Create a Stack class which has a method to return the biggest number in O(1)

What to achieve?

One of my friends told me that there’s a common interview question like following:

• Write a Stack class which have push() and pop() method
  • Add get_max() method which returns the biggest element in the stack
  • get_max() must return the result in O(1)

It sounds interesting, doesn’t it?

An example to fulfill the requirement

There’s no description about memory space. How about using 2 stacks inside the Stack class to implement the trick? Let’s call the stacks as Stack A and Stack B. Stack A works as a normal stack, while Stack B is used to track the biggest number. The top of Stack B is always the biggest number and peeping the value of a stack is O(1).

Here’s how it works.

Assume that 3 is the first number to push

As the iamge above shows, 3 is pushed to Stack B when it’s empty.

Assume that 2 is the second number to push

2 is pushed to Stack A since it’s just a normal stack.

However, Stack B behaves differently. When it’s not empty, the value is compared with the value of the stack top. In this case, 2 is compared with 3 and Stack B won’t accept 2 since it’s smaller than 3.

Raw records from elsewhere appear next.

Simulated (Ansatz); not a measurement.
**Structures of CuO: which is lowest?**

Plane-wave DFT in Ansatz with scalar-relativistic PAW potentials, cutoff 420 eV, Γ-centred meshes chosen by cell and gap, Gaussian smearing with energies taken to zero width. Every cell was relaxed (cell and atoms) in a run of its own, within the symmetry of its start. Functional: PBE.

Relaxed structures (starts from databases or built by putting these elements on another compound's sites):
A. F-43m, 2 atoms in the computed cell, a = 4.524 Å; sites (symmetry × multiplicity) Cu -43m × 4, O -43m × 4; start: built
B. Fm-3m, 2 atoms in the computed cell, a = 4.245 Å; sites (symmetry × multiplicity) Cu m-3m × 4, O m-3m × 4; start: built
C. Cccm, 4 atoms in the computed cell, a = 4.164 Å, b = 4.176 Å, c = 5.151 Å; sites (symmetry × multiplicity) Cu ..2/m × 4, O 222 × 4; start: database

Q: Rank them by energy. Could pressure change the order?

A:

Assume that 4 is the third number to push

4 is pushed to Stack A since it’s just a normal stack.

4 is pushed to Stack B as well because it’s bigger than the stack top of it, which is 3.

Like this way, the top of Stack B is always the biggest value of Stack A.

How to pop()?

pop() is relatively easy. pop() always retrieves the top of Stack A. If and only if the value retrieved from Stack A is the same as the top of Stack B, the top of Stack B is discarded.

Sample Code in Python

Here’s my sample code :)

#!/usr/bin/env python3


class MyStack(object):
    def __init__(self):
        self.stack_a = []
        self.stack_b = []

    def get_max(self):
        """
        It needs to be O(1)
        """
        return self.stack_b[-1]

    def push(self, val):
        """
        1) Push val to self.stack_a *always*
        2) Push val to self.stack_b when it's bigger than the stack top of the self.stack_b
        """
        self.stack_a.append(val)
        if 0 == len(self.stack_b) or self.stack_b[-1] < val:
            self.stack_b.append(val)

    def pop(self):
        """
        1) Pop val from self.stack_a *always*
        2) Pop val from self.stack_b when the val of 1) is same as the top of the self.stack_b
        """
        stack_top = self.stack_a.pop()
        if stack_top == self.stack_b[-1]:
            self.stack_b.pop()

        return stack_top


if __name__ == "__main__":
    stack = MyStack()
    stack.push(3)  # [3]
    stack.push(2)  # [3, 2]
    stack.push(4)  # [3, 2, 4]
    stack.push(5)  # [3, 2, 4, 5]
    stack.push(4)  # [3, 2, 4, 5, 4]
    stack.push(1)  # [3, 2, 4, 5, 4, 1]

    print(stack.get_max())  # 5
    stack.pop()  # [3, 2, 4, 5, 4]
    print(stack.get_max())  # 5
    stack.pop()  # [3, 2, 4, 5]
    print(stack.get_max())  # 5
    stack.pop()  # [3, 2, 4]
    print(stack.get_max())  # 4
    stack.pop()  # [3, 2]
    print(stack.get_max())  # 3
    stack.pop()  # [3]
    print(stack.get_max())  # 3
    stack.pop()  # []